PREVIEW: The Last Princesses of Punjab, Kensington Palace

 Princesses Catherine, Bamba and Sophia Duleep Singh at their debutante ball at Buckingham Palace in May 1895. © Peter Bance Collection

It has been announced that Kensington Palace will present an exhibition that will allow visitors to explore the story of Punjabi princess and suffragette icon, Sophia Duleep Singh and five women who shaped her life.

The show will reveal how Sophia and her sisters Catherine and Bamba, her mother Bamba Muller, grandmother Jind Kaur and godmother Queen Victoria each expressed womanhood, power, and royalty in different ways. It will offer an intimate look into six lives shaped by Empire and has been timed to celebrate Sophia’s 150th birthday.

It will feature numerous items which illustrate the stories of these five women and their relationships with Queen Victoria, the Empire, and each other.

Highlights of the display will include: an original 1913 copy of The Suffragette newspaper, featuring an image of Sophia selling copies of the newspaper on the gate of Hampton Court Palace, the grace and favour residence gifted by her godmother, Queen Victoria.

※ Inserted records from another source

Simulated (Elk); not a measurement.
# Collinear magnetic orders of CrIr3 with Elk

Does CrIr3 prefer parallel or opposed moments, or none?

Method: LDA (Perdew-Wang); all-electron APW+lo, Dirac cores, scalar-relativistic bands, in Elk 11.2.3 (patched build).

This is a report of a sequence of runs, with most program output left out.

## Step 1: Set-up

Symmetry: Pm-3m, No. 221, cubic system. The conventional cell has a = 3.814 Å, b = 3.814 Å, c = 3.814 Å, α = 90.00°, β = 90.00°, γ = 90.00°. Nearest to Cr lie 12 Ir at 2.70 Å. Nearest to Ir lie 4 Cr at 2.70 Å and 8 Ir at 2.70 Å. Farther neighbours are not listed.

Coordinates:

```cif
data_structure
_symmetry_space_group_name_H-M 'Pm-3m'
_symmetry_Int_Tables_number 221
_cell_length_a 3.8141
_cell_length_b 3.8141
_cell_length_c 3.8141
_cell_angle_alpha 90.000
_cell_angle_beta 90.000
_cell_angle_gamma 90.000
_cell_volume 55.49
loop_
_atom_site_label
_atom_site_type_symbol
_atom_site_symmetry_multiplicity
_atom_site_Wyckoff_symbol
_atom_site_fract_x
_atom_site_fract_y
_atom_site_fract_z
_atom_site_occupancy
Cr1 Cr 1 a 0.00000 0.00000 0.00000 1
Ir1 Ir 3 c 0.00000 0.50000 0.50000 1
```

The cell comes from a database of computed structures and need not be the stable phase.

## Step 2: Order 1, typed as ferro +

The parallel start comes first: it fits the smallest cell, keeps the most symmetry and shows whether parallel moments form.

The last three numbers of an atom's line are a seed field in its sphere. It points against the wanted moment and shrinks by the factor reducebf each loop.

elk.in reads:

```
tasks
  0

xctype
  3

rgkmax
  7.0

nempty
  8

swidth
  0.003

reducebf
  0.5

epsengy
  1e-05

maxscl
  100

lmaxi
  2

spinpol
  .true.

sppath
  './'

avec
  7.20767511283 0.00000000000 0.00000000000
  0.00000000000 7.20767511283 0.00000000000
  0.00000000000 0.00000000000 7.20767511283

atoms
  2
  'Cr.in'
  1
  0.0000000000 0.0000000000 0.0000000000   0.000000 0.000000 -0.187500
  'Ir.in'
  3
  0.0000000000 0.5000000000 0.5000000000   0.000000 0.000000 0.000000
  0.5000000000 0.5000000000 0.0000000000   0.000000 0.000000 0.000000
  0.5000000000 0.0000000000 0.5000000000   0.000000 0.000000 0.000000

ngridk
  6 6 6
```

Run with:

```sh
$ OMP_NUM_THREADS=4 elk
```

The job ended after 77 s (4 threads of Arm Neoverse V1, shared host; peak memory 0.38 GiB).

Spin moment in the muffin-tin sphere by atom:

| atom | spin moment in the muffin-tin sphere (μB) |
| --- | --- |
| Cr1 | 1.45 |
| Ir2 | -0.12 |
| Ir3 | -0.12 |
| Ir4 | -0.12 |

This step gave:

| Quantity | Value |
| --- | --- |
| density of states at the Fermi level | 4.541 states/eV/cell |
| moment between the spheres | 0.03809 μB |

Visitors will also be able to see Sophia’s spoiled 1911 census record, defiantly scrawled with ‘No Vote, No Census’, as well as a photograph of her and her sister, Catherine, attending a Suffrage dinner in Manchester in 1930.

Finally, the exhibition will also spotlight the voice of British South Asian women today, who have created responses to themes that occur in The Last Princesses of the Punjab, exploring the continued legacy of the British Empire.